This quote came across my Twitter feed today, from a Portland-based actress that I follow: “Sometimes when things fall apart, they may be actually falling into place.”
Perhaps it struck me so much because I had my own little meltdown today and generally feel like things are falling down around my ears. It’s the result of being really overwhelmed, in addition to being over-tired, filled with fun hormones (oh, being a lady can suck sometimes), and being the type of person who is really, really hard on herself.
I hadn’t felt nerves about the competition until Tuesday. I woke up in a mild state of panic. It was not yet to the “cling to the bed” stage, where I can’t force myself to get up because the anxiety is so overwhelming, but it was definitely present. Still, I got my ass up and went to my private lesson with Drea. It was a good hour and a half. Calming for sure, and we worked on things in a way that wasn’t too intense – I felt capable, like I got things accomplished, but like I still had work to do. So, I took it as a successful experience overall.

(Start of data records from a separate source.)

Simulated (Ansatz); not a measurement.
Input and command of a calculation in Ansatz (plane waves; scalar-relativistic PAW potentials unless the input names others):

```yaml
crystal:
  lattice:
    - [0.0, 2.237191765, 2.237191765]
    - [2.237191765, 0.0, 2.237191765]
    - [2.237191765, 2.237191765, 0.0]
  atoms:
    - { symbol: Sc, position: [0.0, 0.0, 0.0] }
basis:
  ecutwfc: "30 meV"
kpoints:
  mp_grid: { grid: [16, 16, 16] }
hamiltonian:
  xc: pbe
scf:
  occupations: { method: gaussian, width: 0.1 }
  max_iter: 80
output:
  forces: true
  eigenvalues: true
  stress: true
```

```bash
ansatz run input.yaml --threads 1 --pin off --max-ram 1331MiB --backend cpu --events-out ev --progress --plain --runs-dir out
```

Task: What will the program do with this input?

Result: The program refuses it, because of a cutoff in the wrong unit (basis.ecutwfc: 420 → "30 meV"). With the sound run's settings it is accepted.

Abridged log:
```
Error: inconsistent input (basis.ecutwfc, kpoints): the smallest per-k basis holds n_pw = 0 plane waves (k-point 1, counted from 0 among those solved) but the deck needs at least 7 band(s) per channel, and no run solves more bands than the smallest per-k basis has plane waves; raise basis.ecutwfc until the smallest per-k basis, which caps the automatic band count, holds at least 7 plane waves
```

Tuesday night, I got a much-needed massage to try to free up some of my strength. My forearms lock up almost every rehearsal, even when I’ve barely used them, which is a sign to me that something is out of alignment. The massage helped, even though it wasn’t exactly restful – I was so tight through my shoulders and arms that there was a lot of pain involved, and my brain wouldn’t shut off, but I still felt better when I left.
Wednesday was such a long day that it didn’t feel like I had any time to breathe and relax, which was the entire point of taking it off from rehearsal (and, of course, to give my muscles a break after the massage). I think it set me up to have an exhausting day today, too.
Upon arriving at rehearsal, I got a chance to see my costume mostly put together, which was fun for all of about a minute. (I’ll post a teaser pic later.) And then, we started my rehearsal, with Kat sitting in to give me final tips on things to polish.
Cut to, I do one run through and burst into tears as soon as it ends.
I hate crying in front of people, and I gotta really be upset to do it (and there’s often a certain element of trust involved, which tells you that I trust Kat enough to be a gibbering mess in front of her).
It comes down to this: I am playing an old, old game with myself, where I really do a damn good job of making myself “not enough” – I spent the last few days (rather unconsciously) picking away at any good will and sense of accomplishment I had for myself, leaving me with a hell of a lot of, “What are you thinking?! Seriously, you entered a competition? That’s a joke, right? You’re terrible, and you have no business doing this on stage. You’re going to be annihilated. You will be the worst, you’ll make a fool of yourself, and you will let everyone down.” It’s a truly terrible inner monologue to have, but the reason I am being honest about it is that it is part of this journey. Pole can be a lot of fun, but for me, it’s also a tremendous challenge on more than just a physical level.
I’m not used to feeling ill-equipped when it comes to performing. While I get nerves when I act, and I have my own little demons pop up, I have weapons and tricks to combat it. I also know my strengths and how to play them, and in general, I know how to play at my maximum level. I know what that is, and I have confidence in it. Doesn’t mean I always WANT to do the hard scene where I’m weeping, but I am pretty good about knowing that I can, even if I’m also pretty adept at trying to self-sabotage sometimes.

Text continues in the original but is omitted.